Notebook that compares keyword extraction approaches on longevity papers

PrimozGodec commented 3 years ago

This comparison was made for an article.

PrimozGodec commented 3 years ago

I am additionally appending a word cloud for those articles

Screenshot 2021-03-16 at 12 12 05

djukicn commented 3 years ago

There might be a reason for precision and recall being so low. If I'm not mistaken, this notebook originated from SemEval evaluation where the ground truth keywords were already stemmed and the code kept them just as they are. In PubMed data, the keywords are not preprocessed but the notebook does stemming on text. Also, I'd recommend lemmatization instead of stemming because stemming might take away too much information and reduce the score achieved by embedding based keyword extraction. I also notice that embedding_document_keywords is used with Slovenian instead of English model.

ajdapretnar commented 3 years ago

That's a good find. One must indeed be careful with preprocessing!
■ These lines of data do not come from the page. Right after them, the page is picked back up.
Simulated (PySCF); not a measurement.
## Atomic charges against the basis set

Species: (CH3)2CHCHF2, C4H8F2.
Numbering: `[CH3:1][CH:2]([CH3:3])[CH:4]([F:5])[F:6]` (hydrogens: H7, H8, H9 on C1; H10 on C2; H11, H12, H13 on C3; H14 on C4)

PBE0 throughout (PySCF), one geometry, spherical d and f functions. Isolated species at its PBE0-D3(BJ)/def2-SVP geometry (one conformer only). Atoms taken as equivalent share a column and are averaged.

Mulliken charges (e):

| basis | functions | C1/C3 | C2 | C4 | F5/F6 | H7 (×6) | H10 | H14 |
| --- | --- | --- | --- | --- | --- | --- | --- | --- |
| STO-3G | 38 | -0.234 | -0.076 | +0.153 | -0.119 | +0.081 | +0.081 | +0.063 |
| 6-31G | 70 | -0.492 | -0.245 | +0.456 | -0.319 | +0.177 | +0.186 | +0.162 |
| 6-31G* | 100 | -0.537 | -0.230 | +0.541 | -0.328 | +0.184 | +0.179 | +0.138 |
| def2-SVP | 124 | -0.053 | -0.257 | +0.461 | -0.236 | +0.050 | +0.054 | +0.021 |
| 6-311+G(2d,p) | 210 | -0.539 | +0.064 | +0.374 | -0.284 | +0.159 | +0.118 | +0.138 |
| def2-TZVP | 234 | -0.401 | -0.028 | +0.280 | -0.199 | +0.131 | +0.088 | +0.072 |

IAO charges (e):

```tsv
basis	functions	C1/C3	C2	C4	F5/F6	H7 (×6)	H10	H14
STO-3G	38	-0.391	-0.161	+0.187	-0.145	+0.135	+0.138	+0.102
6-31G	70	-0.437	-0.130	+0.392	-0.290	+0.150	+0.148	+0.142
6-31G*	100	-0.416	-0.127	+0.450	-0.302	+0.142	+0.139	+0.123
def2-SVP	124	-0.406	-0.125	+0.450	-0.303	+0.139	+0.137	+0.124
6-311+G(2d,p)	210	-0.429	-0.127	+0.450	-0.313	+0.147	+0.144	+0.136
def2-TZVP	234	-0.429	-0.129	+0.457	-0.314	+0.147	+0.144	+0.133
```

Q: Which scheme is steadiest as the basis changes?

PrimozGodec commented 3 years ago

@djukicn thank you for your observation. I totally overlooked that true keywords are not preprocessed same as text. It is fixed now.

Bellow, I am appending results produced with stemming and lemmatization. As you correctly assumed embedding method gives better results with lemmatization. I do not understand exactly what is the reason for that.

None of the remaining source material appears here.